On the road to Vancouver’s 2010 Olympic Madness, one sleeping bag at a time…
August 1, 2007 at 10:23 pm | In 2010_olympics, arts, canada, copywrong, social_critique, vancouver | 10 CommentsMarianne Lepa, publisher of Arts News Canada (see my blog post from July 21), wrote in today’s by-subscription newsletter about Kimberly Baker, an artist who recently graduated from Emily Carr Institute of Art & Design in Vancouver.
It’s a story of the ham-fisted 2010 Olympics/ Vancouver Organizing Committee’s approach to “copyright” and marketing rights, and it should shock the hell out of any sane person. I’ll quote from Marianne’s email (which is based on Baker’s article in Common Ground):
For her graduation project, [Kimberly Baker] created a poster that depicts a homeless man in a sleeping bag with his shopping cart beside him. The image is reproduced five times and placed just so, each sleeping bag is coloured in five vibrant shades. The title of the poster is “Vancouver 2010”.
Imagine Baker’s surprise when the printer told her that “2010” has been trademarked by the Olympic Organizing Committee and she was breaking the law by using the date on her poster.
“Sure enough, an investigation showed that Canada had passed Bill C-47, the Olympic and Paralympics Marks Act, legislation that provides the Vancouver Olympic organizers with extreme power over the symbols and language linked with the Olympics,” she writes in a commentary on Common Ground, found in our Opinion section today.
She went ahead and exhibited the poster anyway. It garnered enough attention that it earned a Vancouver Sun review, but unlike the other four works reviewed by the Sun, Baker’s poster wasn’t given a photograph.
“Had the Vancouver Sun been so intimidated about liability issues pertaining to any formation of ‘Vancouver 2010’ ,” she wonders, “that they wouldn’t print the image?”
Appropriating objects from our culture is necessary, Baker argues, “relevant issues become visible to a broader, public audience, challenging the notions of political authority, as a result.”
After learning that she may find herself in an expensive and protracted court case if she displayed the poster, Baker instead sought permission from VANOC to use the poster. It was granted, but for only limited applications. She met with Colin Jarvis, VANOC’s manager of Commercial Rights Management.

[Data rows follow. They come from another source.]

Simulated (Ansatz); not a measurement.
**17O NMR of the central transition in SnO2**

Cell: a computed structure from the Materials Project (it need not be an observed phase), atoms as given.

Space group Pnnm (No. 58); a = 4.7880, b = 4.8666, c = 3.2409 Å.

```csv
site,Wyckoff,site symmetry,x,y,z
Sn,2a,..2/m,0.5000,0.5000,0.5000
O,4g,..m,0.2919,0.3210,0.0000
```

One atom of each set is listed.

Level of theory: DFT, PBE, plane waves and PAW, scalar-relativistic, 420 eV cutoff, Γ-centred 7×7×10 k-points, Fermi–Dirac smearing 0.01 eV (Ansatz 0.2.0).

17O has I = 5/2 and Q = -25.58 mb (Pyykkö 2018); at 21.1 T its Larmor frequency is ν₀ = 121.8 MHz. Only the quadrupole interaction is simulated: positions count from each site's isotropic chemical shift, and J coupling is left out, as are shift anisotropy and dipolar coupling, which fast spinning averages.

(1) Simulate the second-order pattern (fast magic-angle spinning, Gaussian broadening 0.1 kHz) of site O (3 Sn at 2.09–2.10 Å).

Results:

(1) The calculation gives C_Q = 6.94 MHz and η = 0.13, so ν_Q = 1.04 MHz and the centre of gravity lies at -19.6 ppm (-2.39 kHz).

“When I met with Mr. Jarvis, he was very accommodating and open to answering all my questions. He assured me that VANOC’s position is that they are not interested in litigation with artists and that artists have a right to critique.
“When discussing my posters, Jarvis said that VANOC would not have a problem with them. However, if put them up on bill boards across the Downtown Eastside, there would be a problem because that action would be considered more in the light of my creating a ‘campaign’, as opposed to my displaying a work of art. So how do I know where the threshold is before I cross the boundary into creating allegedly illegal art?”
A link to Appropriation Art, a coalition of art professionals concerned for the protection of the artist to appropriate cultural objects in face of stiffening copyright legislation, can be found in our Blue Column under Advocacy Links.
Readers and local people might remember the equally outrageous attempts by the VANOC to force the Olympia Restaurant, in operation for over 15 years in Vancouver, to change its name. According to VANOC, its use of the name “Olympia” as well as the 5 Olympic rings under the name — which the restaurant had been using for 15 years — was suddenly a violation of copyright. Commenting on the absurdity of it all, Denny Hatch wrote in November 2005:
…forcing Alvand to change the name of his long-established restaurant seems gratuitously nasty. It means not only changing the sign, but also the menus, napkins and brochures, as well as spending money for public and customer awareness.
Further, it renders useless his entry in all the listings of Vancouver restaurants on the Internet and in printed materials all over the world.
Plus, in five years the whole thing will be over.
It just blows me away that the Canadian Civil Liberties Association or the Canadian Civil Liberties Union or the B.C. Civil Liberties Association haven’t started a … well, a civil liberties fight over this. Are there too many of them, are they too scattered (a federal association, a federal union, a provincial association — sheesh, is this necessary? are they effective?)?
For more on the question of VANOC’s overstepping of trademark & copyright (copywrong) claims, see the March 29, 2007 Vancouver Sun article, The law says don’t try to make money using these ‘Olympic’ words, by Jeff Lee (it’s spread over 4 webpages). On the last page, Lee lists words that, according to VANOC, may not be used.
“May not be used”: christ, it sounds like some cheap scare tactic at Hogwarts, doesn’t it? Here’s the list:
- See You in Vancouver
- See You in Whistler
- See You in Beijing
- Let the Dreams Begin
- Friend
- Sea To Sky
- Top
- 2010
- ’10
- We’re Next
- Road to Beijing
- Driven by Nature
- Road to Vancouver
- Road to Whistler
- Driven by Dreams
- Celebrate the Impossible
- Vancouver ’10
- Vancouver 2-10
- Vancouver 2’10
- Gold Medal
- Game Plan
- 2000
- 2002
- ’00
- ’02
- Host Country
- Bid Booster
- Bid Champion
- Beijing and Beyond
- I’m Backing the Bid
- It’s Our Time To Shine
- For The Fire Within
- Voldemort
Ok, ok, I made the last one up. But the rest? Even J.K. Rowling couldn’t come up with something as absurd as this… If you think I’m kidding, Lee spells it out:
Here [the list, above] are SOME of the words that are claimed as official marks by the Vancouver Organizing Committee for the 2010 Games, its predecessor Vancouver Bid Corp., the Canadian Olympic Committee and its predecessor Canadian Olympic Association. All are still in force. Vanoc has ownership of these official marks as the rights-holder for the 2010 Winter Games. The COC also has some of these words under other marketing rights they haven’t given up to Vanoc but share in common.
This is so wrong it doesn’t copy. This is so hugely wrong, it can only be laughed at. Except it isn’t funny.